How Dare That Kids Help Stop Flooding in Fargo, Ed Schultz Fumes

April 9th, 2013 5:30 PM

"Teach your children well," sang Crosby, Stills, Nash and Young in a syrupy overplayed hippie anthem from 1970. (Not to worry, I won't link).

Teach them to say "screw you" to their community, Ed Schultz instructs the children now. While he waits and waits and waits for "The Ed Show" to make its transition from primetime to the penal colony that is MSNBC weekends, Schultz continues spewing his trademark buffoonery through his radio show. (audio clip after page break)

Yesterday, for example, Schultz actually criticized volunteers working to stem the inevitable spring flooding in Fargo, N.D., for asking middle school students to lend a hand (audio) --

Broadcasting from the city that has no bones about asking eighth graders to come down to the facility and start making sandbags so the wealthy people don't have to pay for a dike. Good 'ol Fargo, Nort' Dakota. That's how they flood fight. It's called slave labor. Make 'em think they're really building character. In fact, they have to build character every spring! The college kids, I think, have figured it out. Screw you! So now they're picking on the eighth graders.

Got that? Requesting that adolescents sacrifice a few hours of time and sweat to help save their city from the ravages of flooding is "slave labor," according to Schultz, who can't tell the difference between volunteer work and that imposed by force with those doing the labor having no say in the matter.
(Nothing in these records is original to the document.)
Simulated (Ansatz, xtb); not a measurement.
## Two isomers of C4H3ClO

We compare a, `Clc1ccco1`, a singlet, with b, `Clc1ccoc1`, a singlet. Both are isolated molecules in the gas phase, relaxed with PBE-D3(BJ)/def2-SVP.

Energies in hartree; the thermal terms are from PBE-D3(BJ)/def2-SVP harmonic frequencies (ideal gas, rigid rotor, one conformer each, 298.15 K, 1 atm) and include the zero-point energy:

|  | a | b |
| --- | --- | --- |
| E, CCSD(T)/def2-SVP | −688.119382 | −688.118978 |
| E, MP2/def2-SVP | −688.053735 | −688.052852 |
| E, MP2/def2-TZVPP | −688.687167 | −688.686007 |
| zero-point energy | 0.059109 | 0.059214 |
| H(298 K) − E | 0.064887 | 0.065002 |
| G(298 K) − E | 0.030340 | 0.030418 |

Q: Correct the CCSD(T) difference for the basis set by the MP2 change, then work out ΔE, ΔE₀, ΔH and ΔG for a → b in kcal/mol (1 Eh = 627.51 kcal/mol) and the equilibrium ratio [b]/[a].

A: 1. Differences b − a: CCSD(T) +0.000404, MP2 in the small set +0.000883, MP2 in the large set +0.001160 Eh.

Needless to say, Schultz wants all such work done by government employees, preferably those in public-sector unions providing generous and ultimately unsustainable health care and pension plans. Come to think of it, is there any work Schultz doesn't want done this way?

As far as he's concerned, we should teach children to be indifferent to their communities, reliant on government for every contingency large and small (recall how well this worked in New Orleans after Katrina hit), cynical to the core (what's in it for me?!) and resentful class warriors ever willing to milk the rich, regardless of what they've already paid.